Over time, several techniques have been proposed to address this problem, like Bayesian Filtering Techniques (Graham, 2002), URL filtering, heuristic filtering, spam image filtering (Cosoi, 2006) and so on, but each time an acceptable solution was found, spam quickly mutated to something new and harder to catch.

Due to the fact that all the techniques enumerated above are all reactive, the need for a proactive solution is obvious. Heuristic filters look for patterns in the content of an email and match them against a database of known spam characteristics. These characteristics can be in the form of certain words, phrases, punctuation and altered dates. These are strong patterns and they match a single type of spam, offering zero false positives (a legitimate email mistakenly classified as spam), but the process of creating strong patterns is usually insidious and time consuming.

A good way to create strong patterns would be to use a neural network that combines short weaker patterns (if the email has words like "Viagra", "Valium", or if the date of the message is in the future and so on, which individually have a high false positive rate) and to use a neural network in order to combine these into stronger and longer patterns.

2. PROPOSED METHOD

A good neural network type up for this task would be ARTMAP networks (Cosoi, 2006). ARTMAP architectures are neural networks that develop stable recognition codes in real time into response to arbitrary sequences of input patterns. They were designed to solve the stability-plasticity dilemma that every intelligent machine learning system is facing: how to keep learning from new events without forgetting previously learned information. ARTMAP networks were designed to accept binary or fuzzy input patterns (Carpenter & Grossberg, 1991). ARTMAP networks consist of two ART1 networks, ARTa and ARTb, bridged via an inter-ART module, as shown on Fig 1. An ART module has three layers: the input layer (F0), the comparison layer (F1), and the recognition layer (F2).
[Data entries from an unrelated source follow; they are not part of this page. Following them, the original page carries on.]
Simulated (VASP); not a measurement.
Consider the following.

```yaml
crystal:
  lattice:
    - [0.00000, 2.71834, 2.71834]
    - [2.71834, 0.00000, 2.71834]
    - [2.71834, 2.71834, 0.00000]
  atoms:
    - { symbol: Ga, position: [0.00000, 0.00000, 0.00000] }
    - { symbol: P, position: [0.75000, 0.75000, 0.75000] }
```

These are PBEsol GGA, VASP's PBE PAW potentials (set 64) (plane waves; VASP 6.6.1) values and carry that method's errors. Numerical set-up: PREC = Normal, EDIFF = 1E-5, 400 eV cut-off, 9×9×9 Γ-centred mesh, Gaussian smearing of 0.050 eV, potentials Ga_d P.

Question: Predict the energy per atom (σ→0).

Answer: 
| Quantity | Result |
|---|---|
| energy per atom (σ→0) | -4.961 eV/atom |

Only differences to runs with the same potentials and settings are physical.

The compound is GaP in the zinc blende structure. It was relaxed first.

The neurons, or nodes, in the F2 layer represent input categories. The F1 and F2 layers interact with each other through weighted bottom-up and top-down connections, which are modified when the network learns. There are additional gain control signals in the network that regulate its operation.

[FIGURE 1 OMITTED]

In the training phase, the system has to receive a list of features extracted from the email messages and an output category. For example, ARTa will receive an input vector where each field indicates the existence of a certain spam or legitimate characteristic. Also, each input vector will be associated to a label which indicates if the current pattern was extracted from a spam or a legitimate email message, which will be fed to the ARTb module. When the training phase starts, the system will quickly associate inputs and outputs by creating strong patterns for each category.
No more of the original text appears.